NATIONAL TREASURE 2: BOOK OF SECRETS (PG) In the sequel to National Treasure, treasure-hunter Ben Gates (Nicolas Cage) follows clues in a mystery involving John Wilkes Booth and the assassination of Abraham Lincoln. Jon Turteltaub directs.

NO COUNTRY FOR OLD MEN 4 stars. (R) The Coen brothers make a rousing return to form in this Texas crime drama that strips away their trademark irony for brilliant, suspenseful set pieces. Josh Brolin's Vietnam vet, Tommy Lee Jones' aging sheriff and Golden Glove winner Javier Bardem's ruthless hitman engage in a three-way chase on either side of the Rio Grande. Don't let the anticlimactic ending sour you on the superb filmmaking. (The Coens won the Golden Globe for Best Screenplay.) ­-- Holman

ONE MISSED CALL (PG-13) The English remake of a Japanese thriller about a group of young people who start receiving voice mails from the future detailing their deaths.

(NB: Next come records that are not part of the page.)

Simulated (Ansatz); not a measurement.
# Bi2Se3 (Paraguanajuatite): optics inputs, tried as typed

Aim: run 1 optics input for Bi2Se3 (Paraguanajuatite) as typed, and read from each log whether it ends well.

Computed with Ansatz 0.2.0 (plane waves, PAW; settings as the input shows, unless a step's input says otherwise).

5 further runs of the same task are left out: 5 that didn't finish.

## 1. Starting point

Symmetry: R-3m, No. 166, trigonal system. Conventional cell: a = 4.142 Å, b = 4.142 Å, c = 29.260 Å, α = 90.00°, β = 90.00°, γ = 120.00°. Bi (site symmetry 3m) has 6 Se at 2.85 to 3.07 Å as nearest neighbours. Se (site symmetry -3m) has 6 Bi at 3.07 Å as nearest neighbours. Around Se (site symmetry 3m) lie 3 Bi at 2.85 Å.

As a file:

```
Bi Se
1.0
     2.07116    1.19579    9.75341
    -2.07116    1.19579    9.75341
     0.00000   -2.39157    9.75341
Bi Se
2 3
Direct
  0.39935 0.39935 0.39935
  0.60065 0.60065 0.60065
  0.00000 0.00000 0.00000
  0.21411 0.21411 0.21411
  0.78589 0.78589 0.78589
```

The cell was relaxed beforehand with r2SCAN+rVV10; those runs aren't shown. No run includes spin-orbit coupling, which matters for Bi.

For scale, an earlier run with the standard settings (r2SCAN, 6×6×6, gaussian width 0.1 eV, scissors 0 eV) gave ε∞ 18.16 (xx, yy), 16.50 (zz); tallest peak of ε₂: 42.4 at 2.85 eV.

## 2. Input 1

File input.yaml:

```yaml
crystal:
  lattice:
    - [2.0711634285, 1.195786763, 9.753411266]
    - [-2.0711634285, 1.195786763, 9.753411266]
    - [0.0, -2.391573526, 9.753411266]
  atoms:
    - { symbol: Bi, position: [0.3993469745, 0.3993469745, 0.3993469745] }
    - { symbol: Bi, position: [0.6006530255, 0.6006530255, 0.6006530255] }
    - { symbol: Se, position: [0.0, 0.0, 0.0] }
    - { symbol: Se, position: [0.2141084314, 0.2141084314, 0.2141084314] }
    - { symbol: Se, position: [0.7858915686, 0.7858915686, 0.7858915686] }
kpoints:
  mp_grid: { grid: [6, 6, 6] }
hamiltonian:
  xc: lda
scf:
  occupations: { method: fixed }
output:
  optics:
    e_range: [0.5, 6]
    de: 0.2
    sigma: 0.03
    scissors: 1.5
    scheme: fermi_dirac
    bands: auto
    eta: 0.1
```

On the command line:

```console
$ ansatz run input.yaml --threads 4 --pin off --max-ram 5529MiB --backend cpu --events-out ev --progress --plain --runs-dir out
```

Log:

THE ORPHANAGE 3 stars. (R) Sinister, supernatural events occur when a young mother (Belén Rueda) moves back into the stately orphanage where she grew up in rural Spain. First-time director Juan Antonio Bayona crafts superbly suspenseful sequences, and Rueda offers a richer portrayal than audiences usually expect from moody ghost stories. It lacks a little narrative momentum and doesn't quite measure up to producer Guillermo Del Toro's Pan's Labyrinth, but nevertheless earns its scares the old-fashioned way. -- Holman

THE PERFECT HOLIDAY 1 star. (PG) An aspiring songwriter (Morris Chestnut) uses his job as a department store Santa Claus to court a divorcee (Gabrielle Union). Despite the undeniable charms of Chestnut and Union, The Perfect Holiday, written and directed by Lance Rivera, bestows the gift of contrived plotting, flavorless jokes and holiday whimsy forced down your throat. To call it a lump of coal in your stocking insults the heat-generating usefulness of real lumps of coal. ­-- Holman

THE PIRATES WHO DON'T DO ANYTHING: A VEGGIETALES MOVIE (G) In the latest VeggieTales film, three lazy misfits dream of putting on a show about pirates, but their timidity, lack of confidence and laziness relegate them to waiting tables at a pirate-themed restaurant. The plot twists when they travel back in time on a quest and learn about being pirates.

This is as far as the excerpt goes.